Opening Ceremony: Youth on the Move for Social Cohesion in Sokode
Friday, November 16, 2018
Monsieur the Minister
Monsieur the Prefect
Monsieur the Mayor
Monsieur the Spirtual Chief
Monsieur the Imam of Sokode
Monsieur the representative of GIZ
Monsieur the country manager of Catholic Relief services
Monsieur the Director General of Moov
Monsieur the Regional Director of Culture
Leaders of civil society organizations
Members of the community
Ladies and Gentlemen
I am honored to be here to take part in this important ceremony. It gives me great pleasure to see such a big and diverse representation of the community gathered here today. I think it speaks to a shared willingness to work together for the development of the city and the region, and it is this willingness that we are here to celebrate today, through the project “Youth of Sokode on the move for Social Cohesion.”
We all know that Sokode has endured a very difficult period. I do not need to recount to you the terrible events of last August and the panful and tense months that followed. Even today, there are elements who want to continue to exploit the divisions and the tensions in Sokode, because it serves their interests. Just a few weeks ago Sokode was again on the verge of violence – though I’m very glad that the community responded with restraint and refused to be provoked.
And this brings us to the fundamental question: When you live in this kind of difficult environment how do you respond?
One way is to give in to the voices calling for violence, to lash out in anger as we saw during riots last year. But what does this approach gain in the end? The famous American human rights leader Martin Luther King wrestled with this issue as well. King led the movement for the rights of African-Americans in the U.S. in the 1960s, and some of his supporters in the movement called for violence to achieve their objectives. King rejected this approach. “In spite of temporary victories, violence never brings permanent peace,” king said.
So, King chose the other path. King’s approach was to embrace non-violent protest as a means of creating social change. Not simply to reject violence but to work actively for peace, and justice, and social cohesion.
Ladies and gentlemen, the project “Youth of Sokode on the Move for Social Cohesion” is based on the same philosophy. It is based on the concept that each member of the community can contribute actively and positively to peace and inclusive development in Sokode.
Last month, our partners at CRS organized a series of workshops for 100 youth of Sokode from different communities. And during these workshops the youth rejected definitively the path of violence and pledged to work together despite their differences for a common cause.
These young people are very ambitious to get to work restoring trust and hope in the community. And to support them, today I am proud to present checks that will fund five connector projects. These connector projects will enable the youth to apply what they learned in these workshops to promote social cohesion.
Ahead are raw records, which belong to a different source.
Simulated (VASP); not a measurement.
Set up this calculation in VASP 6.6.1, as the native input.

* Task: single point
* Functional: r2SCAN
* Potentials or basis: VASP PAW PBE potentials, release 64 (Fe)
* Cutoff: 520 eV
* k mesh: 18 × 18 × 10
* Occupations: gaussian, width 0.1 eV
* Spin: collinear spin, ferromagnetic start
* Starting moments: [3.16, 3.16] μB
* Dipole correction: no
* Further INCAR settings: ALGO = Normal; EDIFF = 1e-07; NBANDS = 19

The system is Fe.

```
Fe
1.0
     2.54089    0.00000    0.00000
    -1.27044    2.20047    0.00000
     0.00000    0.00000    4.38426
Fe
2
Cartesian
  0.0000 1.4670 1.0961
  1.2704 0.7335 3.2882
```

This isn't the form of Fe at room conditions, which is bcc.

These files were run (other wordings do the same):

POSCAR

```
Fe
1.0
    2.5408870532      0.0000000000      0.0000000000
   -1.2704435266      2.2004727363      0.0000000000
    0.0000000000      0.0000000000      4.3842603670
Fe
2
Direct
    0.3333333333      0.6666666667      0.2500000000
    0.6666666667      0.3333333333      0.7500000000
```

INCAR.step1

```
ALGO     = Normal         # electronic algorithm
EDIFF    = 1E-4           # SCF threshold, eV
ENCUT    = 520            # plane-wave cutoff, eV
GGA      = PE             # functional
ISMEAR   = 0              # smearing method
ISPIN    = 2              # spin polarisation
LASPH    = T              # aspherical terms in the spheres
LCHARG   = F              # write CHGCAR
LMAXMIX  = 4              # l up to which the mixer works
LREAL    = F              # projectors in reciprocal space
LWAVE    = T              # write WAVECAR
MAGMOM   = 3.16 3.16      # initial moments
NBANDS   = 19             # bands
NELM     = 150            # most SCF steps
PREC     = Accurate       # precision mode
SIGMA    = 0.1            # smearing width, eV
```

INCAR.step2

In addition, we know that for people to work together for community development, they need a place to gather and to organize themselves. After the destruction of the headquarters of Social Affairs last year, it has been difficult to find such places. Today, I am honored to announce that the U.S. Embassy has funded the renovation of the animation room within the CLAC. This space will henceforth serve as a community center and a hub for social cohesion.
My dear friends, I know that difficult days remain ahead, but I draw hope and inspiration from the young people who have participated in this program. I pledge that the U.S. embassy will do all it can to support them in their efforts to create a more peaceful and prosperous future for all the people of Sokode.